Earlier in my diplomatic career, I spent four years in the Philippines working on a peace process between Islamic militants and the Philippine government. The roots of the conflict were complex and I won't go into them here, but I remember visiting the affected region and meeting people -- women and children -- who were left permanently scarred by the conflict emotionally, psychologically and physically. The wounds from armed violence like this kill one man, woman or child every minute worldwide. Two-thirds die in countries not officially in conflict. And up to three-quarters of grave human rights abuse involves the misuse of weapons.

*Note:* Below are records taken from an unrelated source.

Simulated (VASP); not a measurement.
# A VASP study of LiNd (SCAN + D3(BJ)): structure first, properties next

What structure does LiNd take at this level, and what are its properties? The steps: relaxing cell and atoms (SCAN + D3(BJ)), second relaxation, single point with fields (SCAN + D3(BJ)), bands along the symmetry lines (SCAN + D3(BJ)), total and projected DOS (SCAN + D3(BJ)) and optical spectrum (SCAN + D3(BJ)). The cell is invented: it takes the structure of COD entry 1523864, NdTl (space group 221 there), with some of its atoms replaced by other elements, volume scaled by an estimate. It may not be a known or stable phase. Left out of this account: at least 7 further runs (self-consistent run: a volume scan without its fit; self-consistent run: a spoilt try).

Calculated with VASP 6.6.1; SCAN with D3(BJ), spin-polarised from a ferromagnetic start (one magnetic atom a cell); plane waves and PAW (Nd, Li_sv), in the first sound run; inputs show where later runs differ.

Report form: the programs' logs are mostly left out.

The moral case for action is overwhelming. That is why negotiators from states around the world are in the middle of a marathon two-week negotiating session to finalise a new Arms Trade Treaty aimed at preventing the flow of illicit arms into the hands of militias, terrorists and criminals that threaten the security and prosperity of people around the world.
An Arms Trade Treaty won't solve all the complex issues that lead to criminality, conflict and terrorism, but by galvanising states around the world to clamp down on illicit sales of weapons, it is a vital part of the solution.
Saving lives and reducing human suffering are the most important reasons to work towards an effective Arms Trade Treaty. But there are other reasons that are, perhaps, less obvious.
First, it would protect our soldiers and diplomats world-wide. This means a lot to me personally. I served for a year in Iraq. The compound where I lived and worked was targeted almost daily by rockets and mortars fired by militias who wanted to impose their particular values on everyone in the city. I remember vividly diving to the ground hoping that I wouldn't be hit -- as well as the shock of learning that my British and American colleagues, military and civilian, had been wounded and killed. Of course, a comprehensive Arms Trade Treaty would not have entirely prevented those attacks, but it certainly would have made it more difficult for such groups to carry out their campaign. Whether in Afghanistan, Mali or elsewhere in the future, our soldiers' lives could be saved as a result.
Second, we must protect our friends and allies in tough neighbourhoods. The Middle East is a case in point. Poorly regulated and illegal flows of weapons from abroad destabilise societies, states and regions. An effective treaty will impede arms supplies to terrorist organisations and governments that would use them to exacerbate regional tensions or conflict. But it will not impact our ability to export arms to our allies and would fully recognise a state's right to access the arms it needs for its legitimate defense needs.
Third, a comprehensive Arms Trade Treaty would reduce arms flowing into ungoverned areas and to the terrorists and criminals that flourish in them. When terrorists benefit from the easy access to weapons, they threaten the security of not only the countries where they reside but also their neighbours. Look at what has happened in Mali over the past year, where armed militants have sought to create an Islamic state by force. Christians and others were forced to leave their homes. Oil workers were kidnapped. Some were killed. An effective Arms Trade Treaty would make such incidents less likely in the future.
It is also about promoting development and helping lift people out of poverty. Violence fuelled by unregulated or illegal weapons diverts resources from schools and healthcare. It undermines sustainable development, erodes stability and robs millions of their future. It is estimated that armed violence has cost Africa some $18 billion a year, equivalent to the total aid it receives.
Finally, an arms treaty would help our defence industries. The defence industry in the U.S. and UK are already subject to stringent export controls, from being put at a disadvantage to competitors who do not have qualms about supplying arms that could be used to exacerbate conflict or abuse human rights. An effective Arms Trade Treaty would level the playing field for US and UK exporters by bringing others closer to the rigorous standards that we already apply.
There are valid concerns that this treaty must be workable and shouldn't impose unnecessary burdens on legitimate trade and use of arms. These need to be taken seriously. Last week Secretary of State John Kerry explicitly stated that the U.S. would only support a treaty that "does not impose any new requirements on the US domestic trade in firearms or on U.S. exporters." The good news is that the treaty being negotiated in New York won't do that. Ultimately, an effective Arms Trade Treaty will benefit the countless victims of terrorists and repressive regimes, not to mention U.S. and UK troops, diplomats and contractors working in dangerous places. The only people who will not reap any rewards are those we wish weren't armed and those who supply them.